If it appears to that court that it is in the interests of justice that the proceedings be determined by another designated court, then the first court ‘shall transfer’ the proceedings to that other court. There is a statutory requirement to exercise the power of transfer whenever it appears that it is in the interests of justice that it should be exercised. It is not necessary that it should appear that the first court is a ‘clearly inappropriate’ forum. It is both necessary and sufficient that, in the interests of justice, the second court is more appropriate.”

  1. This was again recently stated in White Enhancements Pty Ltd v Quick Fit Tyre Pty Ltd:[7]

“The statute does not confer a discretion on the Court.  If the Court is satisfied that it is in the interests of justice that the action be determined by another Supreme Court, the Court must order that the proceedings be transferred to that Court.”

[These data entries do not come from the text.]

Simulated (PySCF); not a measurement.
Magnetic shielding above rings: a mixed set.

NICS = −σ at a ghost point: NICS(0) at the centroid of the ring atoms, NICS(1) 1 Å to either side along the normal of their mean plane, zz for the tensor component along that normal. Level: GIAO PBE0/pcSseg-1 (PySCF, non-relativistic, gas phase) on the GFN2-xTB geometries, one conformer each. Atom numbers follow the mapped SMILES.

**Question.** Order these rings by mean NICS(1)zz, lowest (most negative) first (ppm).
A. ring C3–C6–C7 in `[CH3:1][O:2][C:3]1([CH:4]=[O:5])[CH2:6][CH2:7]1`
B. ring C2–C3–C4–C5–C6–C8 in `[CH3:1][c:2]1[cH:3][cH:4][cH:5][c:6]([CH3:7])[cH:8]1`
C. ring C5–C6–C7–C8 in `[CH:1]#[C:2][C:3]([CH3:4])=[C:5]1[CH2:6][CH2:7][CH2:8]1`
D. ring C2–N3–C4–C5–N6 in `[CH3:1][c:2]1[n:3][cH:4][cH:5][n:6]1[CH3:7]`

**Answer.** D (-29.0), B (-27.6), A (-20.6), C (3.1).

  1. Whilst it is clear that there is no actual onus on Aquila to establish that the proceeding should be transferred, in FAI Traders Insurance Company Limited v ANZ McCaughan Securities Limited[8] Roger CJ said:

“Whilst I do accept that there is any question of onus involved, I think it is right that no order for transfer should be made where in balancing the considerations of what is the most appropriate court, no advantage can be seen in a transfer.”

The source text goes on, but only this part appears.